What’s up with those Knowles girls? Like, seriously…. WHY ARE THEY THE WAY THEY ARE? How can you flawlessly integrate social activism in a song, while at the same time giving listeners the chance to still twerk to their music in the club……..?
I’m trying to not stan as I type this, but seriously HOWWWWWW? Do you not understand how crazy it had to be to make an album solely about the beauty and struggles of the Black community in an industry led by White people?
If you’re reading this, you’ve probably read a million blogs or posts about certain songs on the album, and I actually do not want to focus all my energies on that. I want to focus on how important it is to stand in your truth while no matter where you are. Because when it comes to being Black in the South, you’re going to always have to be on your p’s and q’s, and not back down when someone tries your Blackness.
But back to this flawlessly written album..
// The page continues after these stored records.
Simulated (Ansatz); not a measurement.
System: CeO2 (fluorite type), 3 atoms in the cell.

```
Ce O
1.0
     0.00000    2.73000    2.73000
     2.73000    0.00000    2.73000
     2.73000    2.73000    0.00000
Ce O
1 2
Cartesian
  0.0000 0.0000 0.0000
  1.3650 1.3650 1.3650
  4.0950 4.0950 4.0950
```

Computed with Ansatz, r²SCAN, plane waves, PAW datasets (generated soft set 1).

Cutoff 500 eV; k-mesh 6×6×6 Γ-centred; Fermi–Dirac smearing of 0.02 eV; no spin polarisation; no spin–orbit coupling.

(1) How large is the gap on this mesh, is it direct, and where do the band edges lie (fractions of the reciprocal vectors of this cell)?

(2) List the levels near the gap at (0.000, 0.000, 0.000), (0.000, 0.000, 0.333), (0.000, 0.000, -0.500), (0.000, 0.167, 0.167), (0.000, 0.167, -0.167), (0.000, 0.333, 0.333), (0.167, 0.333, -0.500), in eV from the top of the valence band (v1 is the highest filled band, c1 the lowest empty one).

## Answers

How dope and bad ass is it to release this pro black and pro woman ass album in a world full of racism and misogyny. Solange and Beyonce knew there would be a chance that they could possibly lose money or fans; but they did not care. They stood in their Blackness and Womanhood… and we could learn a lot from that. Granted these girls are rich as hell, and pretty much work for themselves… That’s not the point though… The point is we should celebrate ourselves every day and enjoy our heritage..
I’ve had a lot of people to ask what exactly is the table…? And I personally believe the table is an objective view of Black Womanhood. For years and years, Blacks have had to conform to the post-colonial society and fake it until we make it. We’ve had to hide our Blackness in order to feel somewhat included, get hired for a job, and be viewed as attractive. We’ve literally had to shit on our own culture in order to continue to get discriminated against in the world… and the shit is crazy to me.
So when you ask me what it means to sit at the table, I think of the table as a safe haven for those who are tired of conforming to societal norms, and just want to surround themselves with people who are ready to stop dimming their lights in order to make certain groups comfortable.
I would not be me if I weren’t going to share a short story about my life as a way to end this post… When I first listened to “Don’t Touch My Hair”, I almost fell off my couch laughing. Do ya’ll know how irritating it is for us girls of color to work meticulously to get these twist outs perfected, to get these bantu knots tightened, to sit through the burning of the creamy crack on our scalps, to get hit in the head with the brush by our mothers for moving too much while getting our braids done all for random ass people to tug on our hair to see how it feels?
Black folks have been discriminated against so much because of their hair that now we’ve become sensitive of it. So the fact that she was able to make a song and help people understand that when they take it upon themselves to touch our hair without our permission, it’s sort of like fucking our feelings up…. And it’s a problem!
I’ve literally dated guys who told me up front that my afro made me look basic, or that they preferred me with my bundles of hair. Do you know how it feels to spend hours applying coconut oil and water to your hair just to realize that the guy you are digging thinks you look basic? It’s not the best feeling. Or when you are in class with your box braids and your professor takes it upon him/her self to tug on your grab your braids act like they are whipping you with it… It’s not a good feeling, and Solange was able to address it in her music in the sweetest and softest way..
So Solange, girl if you are reading this… (Which I doubt you are)… Thank you. Merci Beaucoup. Gracias…. What you did was shine a light on the issues, joys, insecurities, thoughts, and more of the Black community…
You used your platform as a way to speak for those who don’t have the opportunity to, and I’ll forever love you for that sis!!!!